Oops, didn't see the last post, ignore my most recent.
@Anticrime Thanks for sharing some details!
RF reader spike (cell tower bands) when powering up
Very close proximity, like next to the phone.
This is a $200 home-amateur all-round RF meter but when it says 1914mhz that is pretty accurate.
It's not about my testing equipment, I don't run a lab.
Maybe another reader could verify with pro equipment
But it signals , so powering on your Pixel may give away something?
- Edited
Anticrime My cheap home meter says 1914 MHz and just lasts a fraction of a second.
Described at that level if detail, it could be anything. When a modern device including processors is powered on there are a lot of clocks that need to be spun up, and you could see brief spurious emissions when a clock is running far out of spec. An SoC could easily have several clock domains, and an RF modem could have more than one of its own.
It could well be that turning on phones of different models would result in model-specific spurious emissions that could be fingerprinted. But it is also possible that two different Pixel 6's might emit different spurious signals.
Anticrime Could be the device initializing the modem chip
Check this topic
https://discuss.grapheneos.org/d/10470-is-the-imei-broadcast-on-reboot-regardless-of-airplane-mode
It has been speculated before that Imei is being broadcasted at power regardless of airplane mode but threads were locked by mods and no official answer also.
However it seem to be device specific issue and not OS specific issue. So probably nothing can be done about it?
Interesting to see if other devices behaves the same or if it is Pixel hardware specific issue.
JayJay Check this topic
https://discuss.grapheneos.org/d/10470-is-the-imei-broadcast-on-reboot-regardless-of-airplane-modeIt has been speculated before that Imei is being broadcasted at power regardless of airplane mode but threads were locked by mods and no official answer also.
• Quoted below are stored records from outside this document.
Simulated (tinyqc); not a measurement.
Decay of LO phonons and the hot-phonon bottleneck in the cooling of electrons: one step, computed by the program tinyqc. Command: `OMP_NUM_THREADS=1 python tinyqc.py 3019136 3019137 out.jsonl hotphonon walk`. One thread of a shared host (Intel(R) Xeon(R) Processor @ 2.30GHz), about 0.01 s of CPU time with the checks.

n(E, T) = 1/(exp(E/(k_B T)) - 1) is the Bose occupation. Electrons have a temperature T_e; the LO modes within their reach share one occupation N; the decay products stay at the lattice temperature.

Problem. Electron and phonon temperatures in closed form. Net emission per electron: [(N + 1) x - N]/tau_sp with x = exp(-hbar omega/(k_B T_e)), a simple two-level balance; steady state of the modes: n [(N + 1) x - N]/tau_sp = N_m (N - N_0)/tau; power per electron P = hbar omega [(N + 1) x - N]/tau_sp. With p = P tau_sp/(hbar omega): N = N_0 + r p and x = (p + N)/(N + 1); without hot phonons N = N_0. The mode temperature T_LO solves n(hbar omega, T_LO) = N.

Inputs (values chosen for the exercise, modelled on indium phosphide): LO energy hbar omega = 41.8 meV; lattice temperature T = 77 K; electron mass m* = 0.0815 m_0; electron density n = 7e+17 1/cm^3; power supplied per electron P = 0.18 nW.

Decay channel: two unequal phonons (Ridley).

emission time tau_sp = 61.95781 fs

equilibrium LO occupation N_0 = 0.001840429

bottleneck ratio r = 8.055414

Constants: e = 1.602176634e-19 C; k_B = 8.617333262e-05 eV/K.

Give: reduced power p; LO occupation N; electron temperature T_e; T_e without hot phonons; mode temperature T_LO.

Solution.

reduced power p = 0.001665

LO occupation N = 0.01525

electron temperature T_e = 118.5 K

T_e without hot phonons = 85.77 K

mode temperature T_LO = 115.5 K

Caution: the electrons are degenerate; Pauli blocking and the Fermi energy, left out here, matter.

I think one of those threads is locked and one isn't.
Regardless, more threads speculating about something doesn't make that thing more likely. What makes something more likely is evidence. Literally thousands of labs have the right kind of equipment to produce evidence (or to look and not find anything). And a quick search suggests that GNU Radio has LTE receiver support, in which case a lab full of equipment may not be necessary.
The same freq is hit only on the Pixel device, not on other devices
Someone looking into this sniffing the protocol with better equipment would be an idea , but unfortunately I don't have the skill or equipment for deeper research
I'll leave it here maybe for someone else interested in the subject
I’m sure many folks could pick this up.
The problem is that they may not read this discussion, and if they do, they may not choose to comment.
(I’m not sure I would)
Some more eyes on this would already be helpful
A description of the signal characteristics would be interesting, but I’m not holding my breath.